Kenneth Branagh's Thor
Here's the link to the published version of my review in my column at The Richmond Examiner:
Summer blockbuster season finally kicks into gear with the release of “Thor,” based on the popular Marvel comic superhero. “Thor” is merely the first in a long line of superhero films that are coming out in the next year or two that includes “Captain America,” “X-Men: First Class,” and “The Avengers,” and I’m glad to say that this trend has started off with a bang as “Thor” delivers pretty much what you’d want from an exciting-looking superhero film.
Beginning in a realm known as Asgard, it tells the story of Thor (Chris Hemsworth), son of Odin (Anthony Hopkins). On the day that Thor is to be named the official heir to the throne, there is a attack from a small group of enemy forces from the realm of Jodenheim, where a race of ice beings live. They attempt to take back an energy source that Odin and his soldiers had seized, but are easily stopped by security measures. In a rage, Thor wants to strike back and destroy the enemy once and for all, but Odin rejects the notion. However, this doesn’t stop Thor and a group of his friends from going to Jodenheim anyway.
After being rescued from overwhelming odds by Odin, Thor is stripped of his powers and banished to Earth where he meets Jane Foster (Natalie Portman) and Erik Selvig (Stellan Skarsgard), scientists who have been tracking the energy used by the Asgardians for their travel between worlds. Thor, who is not used to such a way of life, must get used to living on Earth, while his brother Loki (Tom Hiddleston) fills in as heir to the throne. However, more problems arise as the mysterious SHIELD agency shows up to steal Jane’s research, as well as a sinister plot slowly unveiled on Asgard.
While there are several superhero movies yet to be released, “Thor” stood out from the pack for one specific reason. It was announced early on that it was to be directed by none other than Kenneth Branagh. My first reaction was to ask if this was the same Kenneth Branagh who had brought us wonderful adaptations of Shakespeare’s “Hamlet,” “Henry V,” “Much Ado About Nothing,” and “As You Like It.” THAT Kenneth Branagh? What could a guy like that, whose background is in Shakespearean plays and films, possibly do with a big budget action film like “Thor?”
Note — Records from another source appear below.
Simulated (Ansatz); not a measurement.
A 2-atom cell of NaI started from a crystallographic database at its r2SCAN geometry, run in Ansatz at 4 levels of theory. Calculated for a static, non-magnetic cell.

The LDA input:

Surprisingly, he handles the film quite admirably, and even shows a skill for handling complex action sequences. One of the biggest problems with actions films today is that many action scenes tend to be thrown together in a blurred, choppy rush sometimes due to the direction and sometimes because of the editing. However, the action here is quite clear cut and is exciting to watch. The well-done action sequences include, of course, several scenes of Thor swinging around his infamous hammer, as well as the use of other magical devices by his companions (this is a world where, as Thor says, science and magic are one and the same), and even some hand-to-hand combat.
One of the major things that really helps bring “Thor” to life is the magnificent production design by Bo Welch. The beautiful designs of Asgard and the decaying ruins of Jodenheim are spectacular and go a long way towards helping make the film a little more believable than it otherwise would have been. Granted, a lot of it is CGI, but that doesn’t make it any less impressive.
Chris Hemsworth’s performance as the titular character is also noteworthy. He’s relatively new to film, having only appeared in a small handful of roles, and like everyone else, is still awaiting a real release date for his long-delayed “Cabin in the Woods.” He brings a nice touch of humanity to a character that originally starts out as extremely arrogant, but eventually finds out what it means to be a leader while exiled on Earth. He also provides several light comedic moments. While they’re not exactly laugh-out-loud funny, they are amusing. You have to expect some awkward moments when he comes to Earth. It’s not every day they get a visit from an Asgardian.
Academy Award-winner Anthony Hopkins gives a powerful performance as Odin, Thor’s father. His character is one of great wisdom, wisdom that he hopes his sons will eventually come to learn, but once he sees that vengeance burns in Thor’s eyes after the attack, he is noticeably heartbroken at his son’s lack of it. He may not be in the film very much, but he makes a lasting impression nonetheless.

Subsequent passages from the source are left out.